In the comprehensive study Navigating the Future of Transportation, researcher Farah Naz and Dr. Stephen P. Mattingly synthesize data from 26 empirical studies to quantify the “rebound effect” of automation. Their findings indicate a projected baseline increase of 6% in total VMT directly attributable to the adoption of SAE Level 4 and Level 5 systems. This rise is not merely a statistical anomaly but a fundamental shift in how humans perceive and utilize automotive travel when the burden of driving is removed.
The core driver of this VMT surge is the reduction in the value of travel time (VTT). Historically, the “cost” of a commute included the cognitive load and physical tedium of operating a vehicle. When a passenger can instead work, sleep, or consume media, the perceived cost of spending time in a car drops precipitously. The UTA research demonstrates that this leads to “induced demand”—a phenomenon where improved travel conditions encourage more frequent and longer trips.

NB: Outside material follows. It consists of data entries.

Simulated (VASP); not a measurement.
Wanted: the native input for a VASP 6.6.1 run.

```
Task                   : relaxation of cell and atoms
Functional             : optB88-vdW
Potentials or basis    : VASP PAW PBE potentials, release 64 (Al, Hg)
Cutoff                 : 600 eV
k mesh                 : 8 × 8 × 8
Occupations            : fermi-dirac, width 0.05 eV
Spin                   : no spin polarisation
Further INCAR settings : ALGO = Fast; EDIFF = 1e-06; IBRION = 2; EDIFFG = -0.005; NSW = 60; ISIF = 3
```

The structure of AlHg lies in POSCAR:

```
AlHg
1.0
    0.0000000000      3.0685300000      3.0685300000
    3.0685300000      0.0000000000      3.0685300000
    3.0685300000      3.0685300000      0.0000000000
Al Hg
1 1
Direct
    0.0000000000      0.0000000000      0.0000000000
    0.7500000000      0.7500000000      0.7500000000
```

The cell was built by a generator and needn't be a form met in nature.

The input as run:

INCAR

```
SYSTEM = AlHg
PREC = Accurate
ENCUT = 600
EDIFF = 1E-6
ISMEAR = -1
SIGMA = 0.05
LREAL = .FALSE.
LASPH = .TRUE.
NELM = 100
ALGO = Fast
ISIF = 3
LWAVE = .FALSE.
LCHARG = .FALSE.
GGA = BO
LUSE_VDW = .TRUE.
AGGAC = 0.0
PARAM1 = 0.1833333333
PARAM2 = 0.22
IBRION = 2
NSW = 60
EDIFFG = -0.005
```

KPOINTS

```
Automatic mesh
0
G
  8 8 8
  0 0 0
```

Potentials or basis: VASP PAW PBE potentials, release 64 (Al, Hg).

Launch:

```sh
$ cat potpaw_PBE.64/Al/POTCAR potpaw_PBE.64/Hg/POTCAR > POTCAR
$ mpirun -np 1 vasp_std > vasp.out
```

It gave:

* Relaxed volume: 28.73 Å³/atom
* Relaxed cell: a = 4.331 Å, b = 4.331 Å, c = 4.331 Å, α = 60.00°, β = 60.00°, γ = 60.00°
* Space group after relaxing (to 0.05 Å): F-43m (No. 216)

For example, a worker who previously limited their commute to 30 minutes may now tolerate 60 minutes if that time is spent productively. This expansion of the “commuteshed” facilitates urban sprawl, pushing residential boundaries further from city centers and increasing the total mileage driven across the network.
Beyond individual behavior changes, the operational realities of robotaxi fleets introduce significant technical inefficiencies. “Deadheading”—the practice of vehicles traveling without passengers to reach a pickup point, return to a hub, or find a charging station—is a primary contributor to road occupancy.
Data from late 2025 operations in the San Francisco Bay Area reveals that nearly half of all miles driven by leading autonomous fleets were empty miles. The UTA study warns that without stringent management, these zero-occupancy miles will compete for finite road space during peak hours, exacerbating the “iron law of congestion.” This principle dictates that any gains in traffic flow or road capacity are quickly offset by new drivers entering the system, eventually returning the network to a state of equilibrium—usually gridlock.
The socio-economic implications of this shift are equally concerning. The UTA research highlights a potential modal shift away from space-efficient transportation such as heavy rail, buses, and cycling. If the convenience and privacy of an AV become affordable, even at a 10% premium, transit agencies—which rely on high density to maintain efficient service—face a “death spiral” of declining ridership and reduced funding. This creates a widening gulf between affluent AV users, who can bypass the frustrations of traditional transit, and lower-income populations who remain dependent on a degraded public system. Furthermore, the resulting urban gridlock hampers regional economic productivity by narrowing labor pools; businesses lose access to specialized workers who are unwilling to navigate a paralyzed transit network.
To counter these systemic externalities, Naz and Mattingly argue that traditional infrastructure solutions, such as roadway widening, are functionally obsolete. Adding lanes in dense urban environments is financially prohibitive and environmentally damaging, and it ultimately fails to address the root cause of induced demand.
Instead, the research advocates for a policy-driven approach centered on road pricing and dynamic congestion fees. By internalizing the costs of deadheading and peak-hour usage, municipal regulators can force AV operators to optimize their fleets for efficiency rather than just availability. Implementing higher fees for zero-occupancy miles would incentivize companies to utilize “virtual stands” or staged parking rather than continuous cruising, thereby preserving road capacity for high-occupancy vehicles and essential services.
The UTA study also explores the role of shared automated vehicles (SAVs) as a potential balancing force. While private AV ownership is predicted to cause the highest spike in VMT, a shift toward shared, right-sized autonomous fleets could theoretically mitigate some of the damage. However, the researchers emphasize that “sharing” must go beyond the vehicle itself to include “ride-sharing” (pooling multiple passengers in one trip) to achieve a net reduction in congestion. Without such pooling, a fleet of individual robotaxis simply replaces private cars with higher-utilization vehicles that drive more miles per day. The study concludes that the “wisest time to enact such reforms is now,” before the infrastructure becomes inextricably committed to an autonomous-first model that the environment and economy cannot sustain.
If the industry prioritizes user convenience over network efficiency, the promised “utopia” of silent, flowing robotaxis may instead manifest as a permanent, high-tech traffic jam.